Processing audio and video

Docling's ASR (Automatic Speech Recognition) pipeline lets you convert audio and video files into a structured DoclingDocument — the same intermediate representation used for PDFs, DOCX files, and everything else. From there you can export to Markdown, JSON, HTML, or DocTags, and plug the result directly into RAG pipelines, summarizers, or search indexes.

Under the hood, Docling uses Whisper Turbo for transcription. On Apple Silicon it automatically selects mlx-whisper for optimized local inference; on all other hardware it falls back to native Whisper. You don't configure this — it just picks the right backend.

Supported formats

Type	Formats
Audio	WAV, MP3, M4A, AAC, OGG, FLAC
Video	MP4, AVI, MOV

For video files, Docling extracts the audio track automatically before transcription. You don't need to run FFmpeg manually.

ffmpeg required

Some audio formats (M4A, AAC, OGG, FLAC) and all video formats require ffmpeg to be installed and available on your PATH. Install it with your system package manager — e.g. brew install ffmpeg on macOS or apt-get install ffmpeg on Debian-based Linux.

Installation

The ASR pipeline is an optional extra. Install it alongside the base package:

pip install "docling[asr]"

Or with uv:

uv add "docling[asr]"

Basic usage

from pathlib import Path

from docling.datamodel import asr_model_specs
from docling.datamodel.base_models import InputFormat
from docling.datamodel.pipeline_options import AsrPipelineOptions
from docling.document_converter import AudioFormatOption, DocumentConverter
from docling.pipeline.asr_pipeline import AsrPipeline

pipeline_options = AsrPipelineOptions()
pipeline_options.asr_options = asr_model_specs.WHISPER_TURBO

converter = DocumentConverter(
    format_options={
        InputFormat.AUDIO: AudioFormatOption(
            pipeline_cls=AsrPipeline,
            pipeline_options=pipeline_options,
        )
    }
)

result = converter.convert(Path("recording.mp3"))
doc = result.document

# Export to Markdown
print(doc.export_to_markdown())

The same code works for video — pass an .mp4, .mov, or .avi path and Docling handles the rest.

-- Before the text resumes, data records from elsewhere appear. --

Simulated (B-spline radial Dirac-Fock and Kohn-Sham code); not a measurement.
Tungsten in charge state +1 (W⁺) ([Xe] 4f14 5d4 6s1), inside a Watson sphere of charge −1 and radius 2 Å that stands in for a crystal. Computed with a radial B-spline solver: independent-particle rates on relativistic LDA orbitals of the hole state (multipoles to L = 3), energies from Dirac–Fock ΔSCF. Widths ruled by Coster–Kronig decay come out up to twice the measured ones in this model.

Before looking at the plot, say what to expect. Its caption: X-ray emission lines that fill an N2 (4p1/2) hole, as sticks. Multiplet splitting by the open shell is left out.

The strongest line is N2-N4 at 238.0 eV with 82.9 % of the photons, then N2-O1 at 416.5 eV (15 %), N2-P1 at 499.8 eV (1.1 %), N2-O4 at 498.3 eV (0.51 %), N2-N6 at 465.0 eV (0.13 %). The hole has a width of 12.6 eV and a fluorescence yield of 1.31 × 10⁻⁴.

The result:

Exporting to different formats

result.document is a DoclingDocument. You can export it to any supported format:

doc.export_to_markdown()   # Markdown
doc.export_to_dict()       # JSON-serializable dict
doc.export_to_html()       # HTML
doc.export_to_doctags()    # DocTags

See Serialization for more on export options.

Understanding the output

The ASR pipeline produces paragraph-level Markdown with timestamps per segment:

[time: 0.0-4.0]  Shakespeare on Scenery by Oscar Wilde

[time: 5.28-9.96]  This is a LibriVox recording. All LibriVox recordings are in the public domain.

This structured output is immediately suitable as input to a vector embedding model, a summarizer, or any other downstream stage.

A practical use case: searchable meeting archives

A common problem in engineering teams: every all-hands, customer call, and design review gets recorded. The recordings accumulate on Google Drive or S3. Nobody watches them. Nobody can search them. Institutional knowledge is locked inside audio files.

Docling solves the ingestion step. Pair it with a vector store and you have a queryable knowledge base over your entire audio archive.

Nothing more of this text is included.